Re: Halton
I don’t remember what bias I used exactly. I might have used -1.5 or even -2.0. Quality wise was somewhere between the OGSS/RGSS and Ground Truth. And it was doing a straight average of the samples for the resolve.
And while there was certainly some slightly better temporal stability, the sharpness wasn’t significantly better likely due to only using a box filter. And the performance difference was very significant on the PS4 & Quest, enough to make the option infeasible. Even on PC it was a big enough performance hit for me to drop testing of it immediately. So I didn’t really get too deep into it.
For the same reason I didn’t try any other higher tap sample patterns. Though the 3, 2 Halton I used AFAIK is a MSAA 8x pattern used on some hardware, and is part of why I used it.

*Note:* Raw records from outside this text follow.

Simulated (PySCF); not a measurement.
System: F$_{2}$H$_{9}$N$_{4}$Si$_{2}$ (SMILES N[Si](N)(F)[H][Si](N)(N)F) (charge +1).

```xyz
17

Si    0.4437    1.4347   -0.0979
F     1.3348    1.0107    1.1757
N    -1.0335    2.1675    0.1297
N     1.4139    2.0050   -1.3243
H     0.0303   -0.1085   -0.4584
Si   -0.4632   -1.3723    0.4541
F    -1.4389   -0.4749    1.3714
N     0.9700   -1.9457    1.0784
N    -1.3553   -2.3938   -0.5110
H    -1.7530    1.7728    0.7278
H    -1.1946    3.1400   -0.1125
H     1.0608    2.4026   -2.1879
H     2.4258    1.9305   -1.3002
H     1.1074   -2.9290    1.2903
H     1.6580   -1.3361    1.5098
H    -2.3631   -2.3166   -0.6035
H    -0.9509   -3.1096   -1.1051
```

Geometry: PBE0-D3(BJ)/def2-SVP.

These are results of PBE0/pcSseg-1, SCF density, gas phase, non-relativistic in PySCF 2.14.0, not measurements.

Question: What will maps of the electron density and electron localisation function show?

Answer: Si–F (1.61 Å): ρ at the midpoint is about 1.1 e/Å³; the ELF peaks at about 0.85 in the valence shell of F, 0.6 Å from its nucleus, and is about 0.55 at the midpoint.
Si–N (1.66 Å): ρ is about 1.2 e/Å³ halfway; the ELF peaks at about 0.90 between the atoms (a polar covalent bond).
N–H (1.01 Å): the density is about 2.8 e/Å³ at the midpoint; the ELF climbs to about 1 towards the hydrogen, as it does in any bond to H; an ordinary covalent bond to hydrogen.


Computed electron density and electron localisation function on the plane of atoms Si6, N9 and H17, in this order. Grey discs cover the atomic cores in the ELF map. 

In the real world use cases I’m also far less strict about the bias I use, often tweaking it per material depending on the font / icon. Most of the time I think I used values between -0.75 ~ -0.85 with the RGSS as it was a good mid-way between sharp and aliasing. Much better than doing nothing, but avoiding some aliasing that can show at -1.0. I know some people have used a bias of -1.5 with the RGSS shader because they liked the extra sharpness!
Re: Cubic filtering
You can very closely approximate cubic filtering with 4 taps. But that really only works for magnification. As soon as you start to fade to another mip level, the cubic sample positions are no longer valid as the approximation is leveraging the linear filtering within a single mip level, meaning anisotropic and trilinear filtering would need to be disabled. Or you’d have to do cubic filtering on two mip levels and do the blend between them manually. This would mean 8 samples minimum, which as noted above was way too slow. So no, I did not pursue cubic filtering at all.